Zeolite adsorbents containing strontium

Abstract

The present invention relates to zeolite adsorbents based on agglomerated crystals of zeolite(s) comprising barium and strontium These adsorbents have applications in the separation of fractions of aromatic C8 isomers and in particular xylene.

Claims

1. An adsorbent comprising an agglomeration of zeolite crystals, the adsorbent comprising: crystals of FAU zeolite(s), with an Si/AI molar ratio of between 1.00 and 1.50, limits included; a weight content of barium ions (Ba.sup.2+), expressed by weight of barium oxide (BaO), greater than 30%, relative to the total weight of the adsorbent; and a weight content of strontium ions (Sr.sup.2+), expressed by weight of strontium oxide (SrO), greater than 0.1% and less than 3%, relative to the total weight of the adsorbent.

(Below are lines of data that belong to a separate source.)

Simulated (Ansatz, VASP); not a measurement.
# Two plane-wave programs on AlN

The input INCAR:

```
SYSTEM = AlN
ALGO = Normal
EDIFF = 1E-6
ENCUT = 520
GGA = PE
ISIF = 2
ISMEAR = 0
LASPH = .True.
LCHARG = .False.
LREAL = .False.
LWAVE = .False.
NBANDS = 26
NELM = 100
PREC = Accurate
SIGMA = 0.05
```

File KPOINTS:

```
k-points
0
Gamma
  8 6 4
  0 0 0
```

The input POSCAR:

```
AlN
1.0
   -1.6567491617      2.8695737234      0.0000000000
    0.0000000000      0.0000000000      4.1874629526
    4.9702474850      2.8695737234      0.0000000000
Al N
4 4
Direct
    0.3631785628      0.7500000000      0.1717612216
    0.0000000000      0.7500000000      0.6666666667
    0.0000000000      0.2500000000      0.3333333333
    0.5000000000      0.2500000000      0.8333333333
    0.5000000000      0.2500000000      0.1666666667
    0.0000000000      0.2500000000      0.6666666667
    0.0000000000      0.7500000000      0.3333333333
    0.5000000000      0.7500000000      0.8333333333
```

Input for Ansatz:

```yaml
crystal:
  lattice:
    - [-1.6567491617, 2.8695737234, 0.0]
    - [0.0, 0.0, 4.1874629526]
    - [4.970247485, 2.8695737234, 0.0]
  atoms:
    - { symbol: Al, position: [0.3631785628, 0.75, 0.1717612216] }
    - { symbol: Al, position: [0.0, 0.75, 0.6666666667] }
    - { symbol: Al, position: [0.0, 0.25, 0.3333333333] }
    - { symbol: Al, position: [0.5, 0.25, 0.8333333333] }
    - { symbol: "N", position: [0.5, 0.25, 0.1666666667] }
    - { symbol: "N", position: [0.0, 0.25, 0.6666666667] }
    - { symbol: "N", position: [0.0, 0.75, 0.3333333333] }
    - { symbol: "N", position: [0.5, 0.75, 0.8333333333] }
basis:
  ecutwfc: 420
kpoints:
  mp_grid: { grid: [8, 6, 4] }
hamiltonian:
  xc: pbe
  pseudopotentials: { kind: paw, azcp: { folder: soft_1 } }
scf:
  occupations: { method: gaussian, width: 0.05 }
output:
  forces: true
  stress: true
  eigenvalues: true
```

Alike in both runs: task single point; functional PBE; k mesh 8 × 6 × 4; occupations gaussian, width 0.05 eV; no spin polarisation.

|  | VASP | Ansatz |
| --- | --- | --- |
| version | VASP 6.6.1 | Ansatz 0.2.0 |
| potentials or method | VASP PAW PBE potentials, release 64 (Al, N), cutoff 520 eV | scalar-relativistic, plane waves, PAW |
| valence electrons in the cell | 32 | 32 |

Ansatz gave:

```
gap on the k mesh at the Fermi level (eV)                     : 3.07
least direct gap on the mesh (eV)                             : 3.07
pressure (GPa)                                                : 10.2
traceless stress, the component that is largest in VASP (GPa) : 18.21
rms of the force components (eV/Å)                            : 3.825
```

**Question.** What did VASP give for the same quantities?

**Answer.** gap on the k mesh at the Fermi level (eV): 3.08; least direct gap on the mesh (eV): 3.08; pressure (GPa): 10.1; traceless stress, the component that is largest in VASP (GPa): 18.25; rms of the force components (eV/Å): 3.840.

2. The adsorbent according to claim 1, having an Si/AI atomic ratio of between 1.00 and 2.00, limits included.

3. The adsorbent according to claim 1, wherein the total weight content of alkali or alkaline-earth metal ions other than Ba.sup.2+ and Sr.sup.2+, expressed by weight of alkali or alkaline-earth metal oxides, is less than 5%, relative to the total weight of the adsorbent.

4. The adsorbent according to claim 1, wherein the weight content of sodium ions (Na.sup.+), expressed by weight of sodium oxide (Na.sub.2O), is less than 0.3%, relative to the total weight of the adsorbent.

5. The adsorbent according to claim 1, wherein the weight content of potassium ions (K.sup.+), expressed by weight of potassium oxide (K.sub.2O), is less than 9%, relative to the total weight of the adsorbent.

6. The adsorbent according to claim 1, having a barium/strontium weight ratio of greater than 15:1.

7. The adsorbent according to claim 1, having a weight content of a non-zeolite phase (NZP) of less than 15%, relative to the total weight of the adsorbent, when the adsorbent is anhydrous.

8. A process for liquid-phase or gas-based production of purified para-xylene from a feedstock of aromatic hydrocarbons containing isomers comprising 8 carbon atoms that include para-xylene, the process comprising contacting the feedstock with the adsorbent according to claim 1.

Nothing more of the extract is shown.